Essays,  Nature Study

Revisiting “The Long-Legged House”

I’ve been rereading one of Wendell Berry’s early works, the title essay of his first published collection The Long-Legged House. He describes a camp on the riverbank, built by his great-uncle, and its significance to him over the course of his life. Eventually, Berry rebuilds (partially recycles, using walls and materials from the original house) the camp further up the bank and it comes to be his writing place.

Among other things. Over the course of his life, the camp is a solitary retreat, a place where a confused adolescent gains a sense of stability, a place where he does some of his most important reading, a place where he and his wife spend the first three months of their marriage, a place where he awakens to his sense of calling and purpose, as writer and as human being.
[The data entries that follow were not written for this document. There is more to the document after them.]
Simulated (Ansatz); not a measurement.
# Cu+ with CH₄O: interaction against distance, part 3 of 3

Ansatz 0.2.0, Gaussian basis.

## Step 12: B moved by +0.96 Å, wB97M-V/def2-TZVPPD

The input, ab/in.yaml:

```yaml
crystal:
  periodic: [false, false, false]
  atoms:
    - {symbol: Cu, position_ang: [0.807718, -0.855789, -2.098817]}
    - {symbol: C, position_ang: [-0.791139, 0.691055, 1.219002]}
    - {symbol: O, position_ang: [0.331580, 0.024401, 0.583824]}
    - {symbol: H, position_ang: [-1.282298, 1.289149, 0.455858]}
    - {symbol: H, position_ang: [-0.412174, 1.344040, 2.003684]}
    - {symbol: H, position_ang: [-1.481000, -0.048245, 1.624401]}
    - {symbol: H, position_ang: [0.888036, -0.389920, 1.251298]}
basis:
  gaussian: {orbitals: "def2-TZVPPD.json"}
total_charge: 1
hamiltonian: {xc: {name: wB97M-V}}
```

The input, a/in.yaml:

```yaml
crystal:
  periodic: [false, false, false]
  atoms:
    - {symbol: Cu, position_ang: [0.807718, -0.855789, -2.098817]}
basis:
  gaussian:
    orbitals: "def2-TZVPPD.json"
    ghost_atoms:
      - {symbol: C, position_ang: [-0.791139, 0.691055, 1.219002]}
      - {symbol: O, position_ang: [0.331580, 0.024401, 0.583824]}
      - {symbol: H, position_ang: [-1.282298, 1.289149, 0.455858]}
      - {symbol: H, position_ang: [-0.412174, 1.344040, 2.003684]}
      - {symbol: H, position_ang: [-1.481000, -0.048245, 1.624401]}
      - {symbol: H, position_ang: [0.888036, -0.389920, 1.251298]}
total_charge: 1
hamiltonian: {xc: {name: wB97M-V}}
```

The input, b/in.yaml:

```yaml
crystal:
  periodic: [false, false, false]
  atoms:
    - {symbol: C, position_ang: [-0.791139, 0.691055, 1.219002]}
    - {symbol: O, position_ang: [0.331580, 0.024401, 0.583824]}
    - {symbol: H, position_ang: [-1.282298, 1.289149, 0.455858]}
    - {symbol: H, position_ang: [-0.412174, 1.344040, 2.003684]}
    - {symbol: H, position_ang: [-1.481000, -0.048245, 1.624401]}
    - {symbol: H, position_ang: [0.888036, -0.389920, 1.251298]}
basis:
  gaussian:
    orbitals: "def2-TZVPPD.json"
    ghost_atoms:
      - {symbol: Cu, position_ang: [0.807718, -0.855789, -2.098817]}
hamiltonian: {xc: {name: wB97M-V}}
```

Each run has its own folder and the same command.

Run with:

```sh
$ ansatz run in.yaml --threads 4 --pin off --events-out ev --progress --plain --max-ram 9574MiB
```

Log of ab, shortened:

The last time I read this, I was a graduate student. It was different this time, reading it as a wife and mother and home schooler. I noticed different things, and I’m ashamed to say I felt something like envy at Berry’s good fortune in having such a place, and so many opportunities for quiet reflection. But I also felt the sense of kinship that first drew me to his writings.

The importance of Berry’s voice in my life started with the first book I read, The Memory of Old Jack, and the recognition I felt when I saw in Jack Beechum some of my own feelings and values. With “The Long-Legged House,” I felt even more strongly this time that sense of recognition. It’s in this camp beside the river that the desire to know his place is kindled in Berry. He becomes aware that the earth is not simply an “inert surface that man lives upon and uses,” but a whole interrelated network of relationships that he lives more within than upon. “We are the belongings of the world, not its owners,” he realizes. As he reads and writes and thinks there, he looks out at the natural surroundings and begins to notice things he’s never really paid concentrated attention to before.

Carolina wren

It was thrilling to recognize so many of the very things I’m noticing this year too, as our family has embarked on our nature study journey: a squirrel building its nest, who never carries its mouthful of leaves up the tree but takes a complicated route involving many blind leaps instead; the Carolina wren, who belts out his song “as though he could not bear to live except in the atmosphere of his own music”; titmice and chickadees scolding an owl, letting loose “a great backlog of invective” as they seem to dare one another to get ever closer to the owl’s sleeping place; the discovery of the warblers. He learns the names of trees and flowers and birds. He gets a pair of binoculars that “enlarge and intensify” his awareness in much the same way the camera has begun to do for me this year.

One of Berry’s great predecessors in the nature writing genre is Aldo Leopold, whose Sand County Almanac laid out the case for what he called a “land ethic” in terms compelling enough that many acknowledge him as the father of conservation. In “The Long-Legged House,” Berry is writing about the emerging relationship between himself and his place. But he is modelling something I see happening in my family, too. One of the things I have wanted to give my daughters is a few places to love, a few places where we are coming to know what Berry would call “the nonhuman life” of the place. We don’t have a large plot of land or a camp by the river, but we have some preserves we’re so grateful we can visit and explore, and we’ve found within them some favorite niches. That love is the beginning of a land ethic. (Is love the beginning of all ethics?)

Nesting squirrel

Berry has written many essays over the years, but these early ones are my favorites. They have all the exuberance and deep conviction of discovery. Reading them, I feel affirmed and inspired in some of my own much more fumbling attempts to guide my children toward a richer comprehension of the world and their own lives. Berry was a young man when he wrote these essays; I’m in my forties. But I can relate to the delight and sense of gathering momentum that seem to emanate from the pages of “The Long-Legged House.” It’s the delight of awakening to a goodness in the world, goodness under threat and unobtrusive, but still available to anyone who will notice. Somehow, in some way I don’t understand yet, I feel that venturing out into that world is a part of what Berry calls “a journey from the sound of public voices to the sound of a private quiet voice rising falteringly out of the roots of my mind.”

I’m grateful for the hours Wendell Berry spent before his 40-paned window beside the river, writing about what was unfolding before his eyes and within his character. It confirms me as I sit at my kitchen table, taking in the activity in the brush out back and letting my eye wander to the hills across the Susquehanna a few miles away. Sometimes it’s our most deeply held ideals that seem to emerge most falteringly in our lives. (Why is that?) We need authors who breathe life into them by going before us and putting them into words more eloquent than any we could come up with ourselves, and taking them farther than we can currently see. Berry reminds me that something as simple as looking out the window can become a vehicle for the gathering  and clarifying of a life.